Christina Donoghue talks to Jeff Achtem about his show Swamp Juice
The simple shadow of a man Bunk Puppets creator Jeff Achtem talks about his show Swamp Juice and the symbiosis between clowning and puppetry.
Puppetry is hardly an overused medium. Apart from an Indonesian Wayang kuilt show, with their traditional art of finely crafted leather figures moving gently to the sound of the gamelan, this historic storytelling is rarely seen in Australia. Enter Jeff Achtem a street theatre and clowning aficionado from Canada who claims no fraternal ties to shadow puppetry, yet has picked it up, stuffed it in his pocket, given it an original soundtrack and sent it stumbling into the twenty-first century using only recycled materials.
Jeff Achtem settled in Australia by default. After travelling through the country many times performing street theatre, all the stars aligned and the city of Melbourne claimed him. Jeff says, “I wanted to have a residence somewhere, and a few things pointed me to Melbourne… It was the high noon of the hipster evolution, and Melbourne had very good international cred—and it’s been a good choice, there are great crafts people here and great puppets made; directors and lighting it’s a great place to be.”
When asked about the journey from clowning to puppetry Jeff quickly lays claim on both titles, “I wouldn’t say that I went from one to the other, it was more just this basket of skills that I kept loading on, like mixing paint in the bucket and the colour constantly changing.”
In his twenties Jeff developed a fascination with the moving image and attended film school. The overuse of complex narrative and dialogue in modern-day films struck Jeff. Consciously through his own work Jeff sought a simpler storytelling method that transcended voice and stimulated the imagination. “There is a great, almost meditation that can happen when a character is presented on film or on stage that really you need to communicate that story without words. That then brings on this really interesting work that an audience has to do to figure out Oh! That’s the mother and Oh! The parcel was supposed to be delivered today. Just that gentle amount of work that an audience has to do.”
Jeff’s company Bunk Puppets in collaboration with Monkey Baa Productions are bring one of his simplest works ‘Swamp Juice’ to Darling Quarter in Darling Harbour Sydney. “In Swamp Juice it’s a very simple show, it’s a cartoon, the plot is no more complex than a Bugs Bunny cartoon,” says Jeff. The world he describes is one of simple characters dealing with a changing environment. Set to original music the show promises to be a step into a world of wonder and whimsy.
Unlike other puppet shows (of which I’m assured this is not) the puppeteers are positioned in front of the screen, “That’s not at all what we do, it’s the difference between being a guitarist in a rock band and in an orchestra, sure you’re both playing guitar, but it’s totally different. I use shadow puppetry in a very different way… Everything is done by sticking things onto our hands, everything is really rough and slap-dash, it’s all found objects and household objects sort of taped together.” Performed from four or five metres away from the screen this show includes, not only the puppets sillouettes, but also the puppet and the puppeteer as a performer.

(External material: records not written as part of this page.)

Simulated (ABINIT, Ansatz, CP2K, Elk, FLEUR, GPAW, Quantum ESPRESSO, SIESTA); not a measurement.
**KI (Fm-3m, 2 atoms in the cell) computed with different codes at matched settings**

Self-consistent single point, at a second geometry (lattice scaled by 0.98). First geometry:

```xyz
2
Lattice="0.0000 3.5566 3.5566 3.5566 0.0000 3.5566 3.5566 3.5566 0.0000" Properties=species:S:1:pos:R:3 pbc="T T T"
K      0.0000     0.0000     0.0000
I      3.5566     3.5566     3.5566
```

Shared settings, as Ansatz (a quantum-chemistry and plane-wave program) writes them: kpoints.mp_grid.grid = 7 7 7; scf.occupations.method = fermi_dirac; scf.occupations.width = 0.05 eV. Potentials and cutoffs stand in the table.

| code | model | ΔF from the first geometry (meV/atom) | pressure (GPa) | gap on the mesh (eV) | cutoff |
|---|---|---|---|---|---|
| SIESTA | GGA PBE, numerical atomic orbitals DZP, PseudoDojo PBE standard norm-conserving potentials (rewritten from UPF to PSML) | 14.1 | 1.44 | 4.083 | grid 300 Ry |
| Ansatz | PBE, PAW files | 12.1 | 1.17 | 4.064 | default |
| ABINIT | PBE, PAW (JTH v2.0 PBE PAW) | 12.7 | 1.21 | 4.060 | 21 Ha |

The trickledown of Jeff’s skillset as a clown, street performer and latent puppeteer combined with his awareness of the film savvy of the modern audience, translated Swamp Juice into a show that is a live performance that like other modern performance pieces employs techniques, traditionally used only in film. “The grammer of the frame, the language of cinematography, it’s completely ubiquitous now, that it’s almost not noticed apart from the way that people might marvel at it.” As though the creative envelope is not being pushed enough, in last fifteen minutes of the show the audience puts on 3D glasses to watch the end of the show in 3D madness, “that usually blows the roof off,” admits Jeff, “all the kids start screaming and music is irrelevant at that point because it’s so loud. It’s quite hard to tell a story in that moment, ‘cos it’s like trying to read a book to a kid on a rollercoaster.”
Now a few years old Swamp Juice has been performed all over the world and has found favour with audiences of all cultures and ages. Jeff says that no matter who you are this is for you, “If you don’t have access to a kid you can still come… It’s a virgin experience for people, they will never have seen puppetry in this way before.”
With productions currently touring everywhere from the Phillipines to Europe and with a new show in production Jeff Achtem and the Bunk puppets team are filling a niche in the creative arts scene of the world, that is honest and fun. Swamp Juice promises to be an escape from the heaviness of news and world events into a swamp that Jeff has created just for you, so that for a moment, with child in tow or not you can laugh and wake-up your imagination that has been fast asleep in the shadows.